Did you know that over 25% of U.S. households have a clutter problem? Rest assured, collecting different things, and living amid some clutter doesn’t automatically mean that you’re a hoarder. Disorganization is usually the primary cause of clutter. Whereas, hoarding is the result of keeping an excessive amount of items regardless of their sentimental or monetary value.
First things first, the location of the clutter should be considered. If it’s not limited to specific storage areas, like the basement, garage, attic, etc., and it’s preventing you from using the living spaces of your home, then here’s some advice from professional organizers:
Take some photos
You may be looking right past most of the clutter in your home and have even learned to live with it. The best way to gain another perspective of how bad it might be is by snapping a few pictures to see what areas need more organization.

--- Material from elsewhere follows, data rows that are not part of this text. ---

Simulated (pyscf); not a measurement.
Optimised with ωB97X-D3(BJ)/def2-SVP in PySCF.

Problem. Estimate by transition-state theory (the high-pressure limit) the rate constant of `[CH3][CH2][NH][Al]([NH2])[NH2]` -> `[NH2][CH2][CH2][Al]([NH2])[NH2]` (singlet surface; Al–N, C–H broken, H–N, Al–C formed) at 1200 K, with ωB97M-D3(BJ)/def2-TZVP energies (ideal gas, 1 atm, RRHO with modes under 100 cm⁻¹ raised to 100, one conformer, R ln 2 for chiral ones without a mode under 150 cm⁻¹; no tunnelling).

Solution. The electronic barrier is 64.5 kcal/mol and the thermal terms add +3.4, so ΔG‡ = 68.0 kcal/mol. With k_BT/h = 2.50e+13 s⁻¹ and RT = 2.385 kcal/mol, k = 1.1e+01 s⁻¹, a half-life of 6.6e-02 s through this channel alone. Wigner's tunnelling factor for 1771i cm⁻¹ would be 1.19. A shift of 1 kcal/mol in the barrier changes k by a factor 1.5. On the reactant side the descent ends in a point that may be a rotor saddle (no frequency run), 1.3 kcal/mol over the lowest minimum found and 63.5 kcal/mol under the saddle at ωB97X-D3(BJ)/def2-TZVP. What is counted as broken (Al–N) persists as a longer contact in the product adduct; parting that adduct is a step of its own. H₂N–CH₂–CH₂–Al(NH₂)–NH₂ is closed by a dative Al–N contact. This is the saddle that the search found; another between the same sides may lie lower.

Determine what you truly need
A majority of people only use 20% of their belongings. It doesn’t mean you have to dispose of the other 80% of your stuff. However, there are likely a few excess items that are cluttering your home that you no longer need. An effective technique is to arrange items according to how frequently they are used in your household on a daily basis. Regularly used items should remain easy to access. Consider donating items that you haven’t used in over a year to a local nonprofit.
Manage your paper trail
Receiving mail used to be an enjoyable experience, but unsolicited junk mail ruined it. From credit card offers to insurance ads, the average American household receives over 800 hundred pieces of junk mail every year. So, one of the best ways to reduce this type of clutter in your home is to opt-out of receiving it in the first place at www.optoutprescreen.com.
Sort items in an organized manner
Designate a staging area where it’s easier to view duplicate items and contemplate things you might not need in the future. Put away items in clearly labeled containers.
Locate and eliminate clutter hotspots
Flat surfaces and kitchen counters seem to be magnets for clutter in many households. Focus on making them no-dumping zones. You can do this routinely clearing them before going to bed or transform them into clutter-free zones. You can enforce clutter-free zones by placing household plants in places where items are known to pile up.
If you are feeling overwhelmed, start small and tackle one shelf or one drawer at a time. Taking these small steps will eventually lead to a big transformation in your clutter!